BONUS CONTENT – Power Plays from January 12th, 2008

Due to time constraints in the January 12th, 2008 episode of the Puck Podcast we were not able to include our Power Plays. Rather than delete them we decided to reward you for coming to our website with bonus content! So, we’ve posted them here for you to listen to and the only place you can hear them is right here at Thanks again for your support of our show and our website.

MP3 File

About Doug Stolhand 27035 Articles
Doug Stolhand is one of the co-founders and co-hosts of the Puck Podcast and has been a member of the NHL media since the show's inception in 2006.
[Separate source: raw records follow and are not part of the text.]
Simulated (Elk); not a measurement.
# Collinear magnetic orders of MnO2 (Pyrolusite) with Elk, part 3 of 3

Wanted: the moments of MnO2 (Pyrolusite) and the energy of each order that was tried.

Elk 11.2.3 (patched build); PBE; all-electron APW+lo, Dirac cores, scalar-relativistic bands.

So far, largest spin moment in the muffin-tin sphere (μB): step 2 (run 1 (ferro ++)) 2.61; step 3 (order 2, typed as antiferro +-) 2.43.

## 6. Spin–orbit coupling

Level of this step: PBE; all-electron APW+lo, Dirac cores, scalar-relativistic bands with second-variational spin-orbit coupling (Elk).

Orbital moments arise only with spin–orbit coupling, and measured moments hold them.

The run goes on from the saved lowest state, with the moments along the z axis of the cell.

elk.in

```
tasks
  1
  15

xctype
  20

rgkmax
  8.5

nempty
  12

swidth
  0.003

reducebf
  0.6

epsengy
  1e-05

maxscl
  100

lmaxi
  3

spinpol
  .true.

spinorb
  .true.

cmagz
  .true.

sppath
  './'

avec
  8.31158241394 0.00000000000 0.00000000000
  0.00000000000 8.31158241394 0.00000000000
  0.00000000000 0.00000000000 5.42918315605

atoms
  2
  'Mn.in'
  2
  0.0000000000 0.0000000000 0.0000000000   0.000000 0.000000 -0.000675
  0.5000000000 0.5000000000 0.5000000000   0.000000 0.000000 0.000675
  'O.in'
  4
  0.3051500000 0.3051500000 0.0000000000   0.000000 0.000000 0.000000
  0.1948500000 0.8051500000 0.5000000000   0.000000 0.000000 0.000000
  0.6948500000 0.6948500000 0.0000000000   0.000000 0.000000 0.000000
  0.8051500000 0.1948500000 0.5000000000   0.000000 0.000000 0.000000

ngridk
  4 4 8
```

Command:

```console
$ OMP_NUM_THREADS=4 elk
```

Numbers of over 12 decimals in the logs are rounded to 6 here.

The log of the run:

  1. I agree completely with Doug’s power play. All stars are just that, stars. It’s pointless to have some mutt from Florida or Toronto in this game and participating in the entire weekend just to have every team represented–some teams do not contain all-star talent.

  2. This is the inherent problem with the concept of the All-Star Game. It’s always touted as “For the Fans”, most often by the players themselves. Is it really for the fans though? Which is it? A tribute to the fanbase, or is it a reward/privledge for the elite players of the league? That question needs to be answered foremost.

    Personally, even being the Leafs fan correspondent isn’t enough for me to think Tomas Kaberle has any reason to be there. As a true hockey fan, I’d get MORE enjoyment out of seeing the very best in the league square off, rather than seeing a bunch of exceptional players get dragged down by mediocre “ambassadors”.

  3. I’m in favor of eliminating the call up and downs from the Podcast. Just too many fringe players that I’ve never heard of that will likely be back down (like that one Canuck this past week). I’d note the conditioning assignments for players that have some good NHL time but that’s it.

    Keep up the good work!

  4. Keep the player movement section of the podcast, good stuff. I agree that the players who are actually performing the best should be the ones at the All Star game, and not players from a team just so they’re represented. At the same time, it’s pretty foolish to refer to someone like T. Kaberle as a “mutt” just because his team is suffering. Look at the points totals of some of the players over the last few seasons before you write them off as such. Don’t be a dumb mutt.

  5. Nathan: Characterizing Kaberle as a mutt has nothing to do with his team and everything to do with him as a player. Now, head back down to your Mom’s basement and go to your room.